For instance, verse 9 of this chapter says:
"…if any man have not
the Spirit of Christ, he is none of his."
Is that speaking of the Holy Spirit or the Spirit of Christ? If you say that it
speaks only of the Holy Spirit, does that mean that if you do not have the Holy
Spirit, as in the Pentecostal experience, you do not have Christ and are not
His? If anyone says this they are totally wrong, because the Spirit mentioned
here is Christ. It definitely means what it says— "if any man have not the
Spirit of Christ, he is none of his."
People do not always answer in the affirmative when they are asked, Do you
really have Jesus in you? They answer with another question: Don’t I have the
Holy Spirit? That is not what I am talking about.
Separating Christ and
the Holy Spirit
Modern churches do not draw any difference between the Spirit of Christ and the
person of the Holy Spirit. It is very important that earnest believers know the
difference between Christ being in us, and us being filled with the Holy Spirit.
For instance, the Holy Spirit does not give us life. As a true seeking believer
I have to know whether I get life from the Holy Spirit or from Jesus. The Holy
Spirit is in perfect agreement with the plan of God. But it is interesting to
note that when you study the Scriptures, and particularly Romans 8, you need to
go through the verses and see whether Paul is referring to the person of the
Holy Spirit or whether he is referring to believers having the Spirit of Christ.
You probably will not get a clean-cut answer, but it is a stimulating study
because there has to be a difference in your understanding if you are ever going
deeper into the knowledge of Christ as your life.
The Holy Spirit Is
Not Jesus
What is the Spirit of Christ? Paul says it is Christ in us. That is what makes
us all members of God’s holy family. The Holy Spirit is not Jesus, and Jesus is
not the Holy Spirit. Why do we believe in a Trinity? It is a term that confuses
so many people. The Trinity is God the Father, God the Son, and God the Holy
Spirit. In the matter of the Resurrection, there are scriptures where all three
of these are active. For instance, when God does something He very often
manifests Himself through these three different persons. He may do one thing in
three different manifestations of Himself, and that is why we say God is
manifested in three personalities—God the Father, God the Son, and God the Holy
Spirit. None of them are the same as the other. God is the Son, the Son is God.
God is the Holy Ghost. God is the Father. The Father is not the Holy Ghost. The
Holy Ghost is not the Son. The Son is not the Father. They are only connected by
God. God is the Father, God is the Son, God is the Holy Ghost, but the Father is
not the Son, the Son is not the Holy Ghost, and Holy Ghost is not the Father.
Often the Son Limits
Himself
When it comes to the issue of the Resurrection, the Scriptures tell us that all
three members of the Godhead had to do with the Resurrection. It is interesting
to note that the part of the Resurrection alive and active is the part where God
was. God raised Jesus from the dead. The Son said, I could do it. I have the
power to lay My life down and take it up again. Obviously, He limited Himself.

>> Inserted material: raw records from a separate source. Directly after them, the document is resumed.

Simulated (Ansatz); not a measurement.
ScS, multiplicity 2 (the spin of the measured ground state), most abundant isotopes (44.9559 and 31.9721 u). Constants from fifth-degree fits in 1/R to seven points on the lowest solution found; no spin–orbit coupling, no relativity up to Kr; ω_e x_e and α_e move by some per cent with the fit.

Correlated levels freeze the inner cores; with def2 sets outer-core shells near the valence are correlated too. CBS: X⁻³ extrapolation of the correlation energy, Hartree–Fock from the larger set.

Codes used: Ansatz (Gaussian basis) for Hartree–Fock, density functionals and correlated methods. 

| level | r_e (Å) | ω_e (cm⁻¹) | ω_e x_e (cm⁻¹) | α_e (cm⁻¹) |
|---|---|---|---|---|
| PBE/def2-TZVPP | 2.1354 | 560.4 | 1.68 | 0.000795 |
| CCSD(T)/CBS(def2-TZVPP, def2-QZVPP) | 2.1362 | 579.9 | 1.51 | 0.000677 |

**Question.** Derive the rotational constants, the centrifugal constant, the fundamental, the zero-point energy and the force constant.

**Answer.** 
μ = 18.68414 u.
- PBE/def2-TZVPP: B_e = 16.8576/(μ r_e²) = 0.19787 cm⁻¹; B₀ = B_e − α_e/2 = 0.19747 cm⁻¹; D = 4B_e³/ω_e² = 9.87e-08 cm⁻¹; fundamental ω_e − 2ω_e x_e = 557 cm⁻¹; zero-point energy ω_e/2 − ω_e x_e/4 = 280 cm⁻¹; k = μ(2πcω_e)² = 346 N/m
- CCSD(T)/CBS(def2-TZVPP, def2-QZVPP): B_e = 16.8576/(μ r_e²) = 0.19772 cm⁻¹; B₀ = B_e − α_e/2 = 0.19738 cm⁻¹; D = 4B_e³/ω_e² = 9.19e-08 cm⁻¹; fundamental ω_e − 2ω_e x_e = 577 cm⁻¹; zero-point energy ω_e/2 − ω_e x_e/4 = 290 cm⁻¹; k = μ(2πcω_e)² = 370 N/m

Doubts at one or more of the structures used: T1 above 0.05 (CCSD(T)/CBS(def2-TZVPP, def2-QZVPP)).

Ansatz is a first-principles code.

"If any man have not the Spirit of Christ he is none of His." But "if the
same Spirit that raised Jesus from the dead dwelleth within us it shall quicken
our mortal bodies" because that Spirit raised Jesus from the dead. So God
raised up His Son by the method of the Spirit within. What was that Spirit?
That’s simple, that Spirit was God. God in Him. So the issue is never that the
three persons of the Godhead strive to use their power, or that one sets aside
the other to do their own thing. They are in perfect unity. There is a perfect
blending together of God working through these three distinct persons. That’s
how Jesus got out of the grave. Resident in Him was the power over death. What
an interesting theological thought—He had within Himself the power to come forth
from the dead, but He also limited Himself to be able to die. Most people have
looked very little into the death of Jesus.
Kenosis
We don’t understand the business of life and death. God always brings life out
of death. Hope out of despair. Peace out of strife. That is the way He does
things. He brings everything out of nothing. It’s hard for us to understand
resurrection other than to say God raised Jesus from the dead, but the Scripture
said He had the Spirit in Him that could not be killed. The reason why most of
us will not die to the flesh is because we do not understand dying and death. We
have it so closely equated with natural dying and death that we just think it’s
too painful and something God does not want us to do. The moment Jesus’ dead
head fell on His dead shoulders, death in the natural was over. He had borne my
sin and the end of sin is death. He had died and that was an end to my
self-life. He had lain aside by Kenosis the Spirit that would bring Him back
from the dead, so that He could physically die the moment He had borne my sin.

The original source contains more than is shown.